Walter was standing at the head of the banquet table presenting the unsolved case to a couple dozen VSMs. The mass murder had baffled the police for eighteen years, and recently Walter had been hired by the North Carolina State Bureau of Investigation to review the cold case. “It’s a wonderful case,” he said as he passed around crime-scene photos and case documents. “There’s all sorts of drama here.” Fleisher thought it sufficiently cold and fascinating for the Vidocq Society to discuss.
Walter looked down at the case file while gathering his thoughts. “As it happens, the killer was rather obvious,” he said. “This kind of killer always thinks he’s smarter than he really is.”
The Durhams were a quiet, respected, affluent family that, according to police, had no known enemies, Walter said. Bryce Durham, fifty-one, his wife, Virginia, forty-six, and son Bobby Joe, nineteen, had moved from Raleigh two years earlier to Boone (pop. 13,472), the Watauga County seat in the state’s far western mountains, ninety miles northeast of Asheville. Bryce owned a local automobile dealership, Modern Buick-Pontiac. They were conservative, devout Christians.
On the evening of Thursday, February 3, 1972, Bryce left a 5:30 Rotary Club meeting and returned to the dealership to pick up his wife, a secretary at the family business, and son, a student at nearby Appalachian State University, for the ride home. After his last class, Bobby Joe had driven his Buick sedan to the dealership and left it there to join his parents in the GMC Jimmy. A major snowstorm had blown in, and they all climbed into the four-wheel-drive SUV.
Sometime between 8:30 and 9:00 that night, the Durhams reached home, the SUV slowly climbing the icy road to the large brick split-level atop a steep hill. The family settled down for a quiet Thursday evening of dinner and television. Outside, the house was nearly invisible in the blowing snow. It was a night to stay indoors. But the killer knew the local roads and mountains and the Durham house, Walter said, and proceeded through the storm.
That night, Troy Hall, the Durhams’ son-in-law, and his wife were quietly watching TV in a trailer home four miles from the hilltop split-level. At 10:30, the phone rang, and Troy picked it up. On the other end was the barely audible voice of his mother-in-law, he told police. “Help,” she begged, whispering as if afraid of being heard. Intruders were in the house, she said, and they “have got Bobby and Bryce.” Then the phone went dead.
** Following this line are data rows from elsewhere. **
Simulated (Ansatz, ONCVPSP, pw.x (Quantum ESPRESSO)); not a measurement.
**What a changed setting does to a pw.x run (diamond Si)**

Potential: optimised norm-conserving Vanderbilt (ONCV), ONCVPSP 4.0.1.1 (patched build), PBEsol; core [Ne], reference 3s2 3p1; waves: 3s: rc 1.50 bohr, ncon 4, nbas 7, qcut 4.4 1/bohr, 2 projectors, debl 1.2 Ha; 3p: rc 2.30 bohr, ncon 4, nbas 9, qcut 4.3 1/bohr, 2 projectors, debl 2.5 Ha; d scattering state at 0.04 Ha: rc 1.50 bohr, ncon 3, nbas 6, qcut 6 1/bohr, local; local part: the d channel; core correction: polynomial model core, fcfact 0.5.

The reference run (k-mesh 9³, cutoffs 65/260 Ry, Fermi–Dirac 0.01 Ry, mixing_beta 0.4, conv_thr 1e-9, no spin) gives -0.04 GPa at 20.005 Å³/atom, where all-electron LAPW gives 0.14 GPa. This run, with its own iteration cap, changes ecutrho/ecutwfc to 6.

Hall told police he thought the call was a practical joke. He immediately called back, certain his in-laws were all fine, but he got only a busy signal. Growing concerned, he and his wife pulled on their coats and jumped in the car-but the car wouldn’t start, so they asked a neighbor, private detective Cecil Small, to drive them through the storm. It took the three of them twenty minutes to reach the Durham house at the top of the hill. Hall told his wife to stay in the car while he and Small, his handgun drawn, checked out the house. At 10:50, the son-in-law and private eye discovered the bodies and called police.
The crime scene told the story of domestic tranquillity suddenly shattered. The house had been ransacked. In the living room stood three glasses of soda and a half-eaten plate of chicken on the coffee table in front of the sofa, next to Bobby Joe’s solitaire cards. A large patch of blood stained the carpet. Virginia had died from strangulation, the coroner determined. A short piece of nylon cord still encircled her neck. Bryce and Bobby Joe had deep rope burns scarring their necks, a clear attempt to strangle them, but their cause of death was drowning. All their faces were badly bruised. The water was still running, overflowing the tub.
From the beginning, the police were confused. They launched a massive manhunt through the snow-covered mountains of western North Carolina. Within minutes, they found the Durhams’ GMC Jimmy, which the killer had stolen to make his escape. It was abandoned a mile away from the house on a snowy, deserted road known only to locals. The car’s lights were on and the motor was running. On the backseat was a sack of silver plates stolen from the Durham residence.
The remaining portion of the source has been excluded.